Syntactically the different kinds of classical Hebrew found in the OT is generally considered to be VSO languages; Verb, then Subject, then Object-- while English and Norwegian are SVO languages, Subject, Verb and Object (Biblical or Koine Greek is SOV). Are you saying there is evidence of a different syntax regime in Hebrew from around 260 BC? In a time where the Jews would speak and write a kind of post-Exile Aramaic? You are aware that the Ptolemy dynasty were Graeco-Egyptian, yes?

No that is not what I am referencing. What I am saying is that there is no certainty in any translation of the Greek MSS or Hebrew MSS without first having a autograph to represent the master language. We have neither. What you have been taught is nothing more than assumptions of rules of past literature but without the master autograph to support certainty.

In other words there is nothing certain in the very first accepted words of any bible we have today or for that matter any MSS of Hebrew or Greek. They all are copies of unknown copies without an autograph to build from. It is impossible to know the master autograph without the master autograph.

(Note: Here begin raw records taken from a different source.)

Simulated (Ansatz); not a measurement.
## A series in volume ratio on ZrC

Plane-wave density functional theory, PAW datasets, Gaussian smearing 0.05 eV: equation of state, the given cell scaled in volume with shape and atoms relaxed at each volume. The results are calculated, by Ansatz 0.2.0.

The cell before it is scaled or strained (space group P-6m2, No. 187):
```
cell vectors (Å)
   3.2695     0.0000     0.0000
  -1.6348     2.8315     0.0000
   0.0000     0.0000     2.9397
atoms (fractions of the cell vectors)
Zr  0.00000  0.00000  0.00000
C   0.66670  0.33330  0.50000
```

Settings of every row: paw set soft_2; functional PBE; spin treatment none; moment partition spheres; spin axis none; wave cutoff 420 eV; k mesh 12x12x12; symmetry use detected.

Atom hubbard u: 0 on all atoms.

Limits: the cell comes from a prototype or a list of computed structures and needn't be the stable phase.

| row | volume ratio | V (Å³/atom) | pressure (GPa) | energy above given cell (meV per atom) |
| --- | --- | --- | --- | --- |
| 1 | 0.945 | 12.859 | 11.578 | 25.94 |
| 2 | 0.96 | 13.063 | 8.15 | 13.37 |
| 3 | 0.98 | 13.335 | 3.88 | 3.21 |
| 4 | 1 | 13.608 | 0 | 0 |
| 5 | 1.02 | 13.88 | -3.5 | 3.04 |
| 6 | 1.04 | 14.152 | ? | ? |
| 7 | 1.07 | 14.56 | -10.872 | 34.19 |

Even if Ptolmey did cause the translation of Hebrew to Greek Torah, his Hebrew source is lost and without that source then the tradition is not provable. Then to add to this uncertainty the first Greek Torah Septuagint which was translated from the lost Hebrew is also lost. What is needed now is to start translations all over again from the original autographs which we do not have.

There are some scholars who believe, with some evidence, that the Apostles autographs were Hebrew/Aramaic to Greek and to Latin to English etc. But nothing is certain because all we have are copies of copies with out autographs. We can assume much, with some evidence, but as with all tradition it is simply guessing at best.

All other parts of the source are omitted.